Justice Toogood, Meat Industry Association survive challenges to grace Affco appeal

The Meat Industry Association also survived a challenge to its application to appear at today's hearing.

Justice Kit Toogood and the Meat Industry Association survived challenges from the New Zealand Meat Workers Union to grace Affco Holdings' Court of Appeal hearing today, where it sought to reclaim the notion that seasonal workers aren't in permanent employment.

The union this week unsuccessfully challenged Justice Toogood's slot on the three-person appeal bench on the basis that as a mere lawyer back in 1992 he represented the meat industry in NZ Meat Workers Union v Richmond, one of the cases that enshrined the idea that seasonal meat workers aren't in continuous employment. That was effectively overturned by the Employment Court last year in a ruling that Affco was granted leave to appeal in April.

The Meat Industry Association also survived a challenge to its application to appear at today's hearing as an intervenor, having argued that the Affco ruling had implications for 75 percent of the beef and lamb processing industry and some 13,000 workers.

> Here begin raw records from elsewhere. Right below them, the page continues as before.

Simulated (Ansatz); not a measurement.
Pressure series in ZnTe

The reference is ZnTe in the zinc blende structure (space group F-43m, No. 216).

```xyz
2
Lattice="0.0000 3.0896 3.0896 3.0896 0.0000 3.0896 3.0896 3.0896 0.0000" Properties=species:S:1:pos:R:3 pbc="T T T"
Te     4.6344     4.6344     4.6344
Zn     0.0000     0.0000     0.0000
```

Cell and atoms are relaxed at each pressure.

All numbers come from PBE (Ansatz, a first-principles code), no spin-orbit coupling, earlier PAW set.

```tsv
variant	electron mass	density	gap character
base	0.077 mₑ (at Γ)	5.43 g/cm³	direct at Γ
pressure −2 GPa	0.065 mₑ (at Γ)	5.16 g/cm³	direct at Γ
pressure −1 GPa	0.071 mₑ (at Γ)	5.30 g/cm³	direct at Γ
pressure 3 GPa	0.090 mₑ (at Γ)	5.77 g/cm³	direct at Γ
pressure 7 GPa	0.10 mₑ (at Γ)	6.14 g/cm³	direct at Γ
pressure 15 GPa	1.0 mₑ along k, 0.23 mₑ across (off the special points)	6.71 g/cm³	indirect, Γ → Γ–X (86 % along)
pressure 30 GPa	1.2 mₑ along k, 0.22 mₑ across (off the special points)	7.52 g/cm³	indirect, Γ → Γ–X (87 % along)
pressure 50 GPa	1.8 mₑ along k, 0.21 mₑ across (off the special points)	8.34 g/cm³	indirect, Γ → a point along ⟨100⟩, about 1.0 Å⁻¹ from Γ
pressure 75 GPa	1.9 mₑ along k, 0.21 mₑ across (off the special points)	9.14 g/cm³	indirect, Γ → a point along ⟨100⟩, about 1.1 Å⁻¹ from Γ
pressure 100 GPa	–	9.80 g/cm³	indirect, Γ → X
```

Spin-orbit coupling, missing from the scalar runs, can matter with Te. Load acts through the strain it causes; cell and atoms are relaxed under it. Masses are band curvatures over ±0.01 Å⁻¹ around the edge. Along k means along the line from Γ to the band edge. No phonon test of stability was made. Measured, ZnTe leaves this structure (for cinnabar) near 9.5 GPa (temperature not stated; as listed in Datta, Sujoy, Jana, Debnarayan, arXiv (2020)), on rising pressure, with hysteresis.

Paul Wicks QC, for Affco, told the appeal court that the Employment Court had arrived at an "unjustified factual finding that employment continued in the off-season" which amounted to "a breach of natural justice".

Wicks said the expired Affco agreement was largely similar to earlier awards that the courts had concluded and meant Affco workers were laid off at the end of each season and hired anew when the new season began. That is a crucial point in the case because the union said Affco forced workers to sign up to new contracts when the new season began, even though the union and the company were still in negotiations for a new collective contract - a situation the Employment Court deemed a breach of good faith.

The Meat Industry Association argued that the Affco ruling had ramifications for the wider industry because many collective contracts contained similar clauses and the Employment Court had ignored 25 years of case law that would have been known to all the parties when the Affco contract was signed and failed to consider the context in which it approved.

The Meat Workers Union lawyer, Peter Cranney, who successfully argued what amounts to a landmark victory before the Employment Court, told the appeal court today that clauses in the Affco contract made clear the signatories weren't beholden to any precedent from earlier court cases. That included a "completeness clause" that said the agreement replaced any and all previous accords and/or understandings between the parties.

He said the Affco contract was markedly different in its entirety to other collective contracts across the industry and included residual obligations on the company that spanned the off-season, including recognition of seniority.

Presiding Justice Ellen France, who was given a fond farewell by Justice Rhys Harrison at the conclusion of the hearing today in recognition of her elevation to the Supreme Court, said the justices reserved their judgment. A decision is expected in about two weeks.

The appeal ruling is part of a series of ongoing legal clashes between Affco and the Meatworkers Union, which has achieved a measure of success in the Employment Court. The union's national secretary Graham Cooke said the win in the Employment Court had been a pyrrhic victory because Affco has continued to block access to its members at processing plants and treated them less favourably in terms of shifts and seniority.

Affco was the first under the government's new employment law to apply for an end to bargaining under amendments to the Employment Relations Act which lets firms opt out of multi-employer agreements and removed the duty under good faith bargaining for both sides to reach an agreement.

The original case covered workers at Affco's Rangiuru, Imlay, and Manawatu plants but the company had accepted any finding would cover all eight of its North Island plants.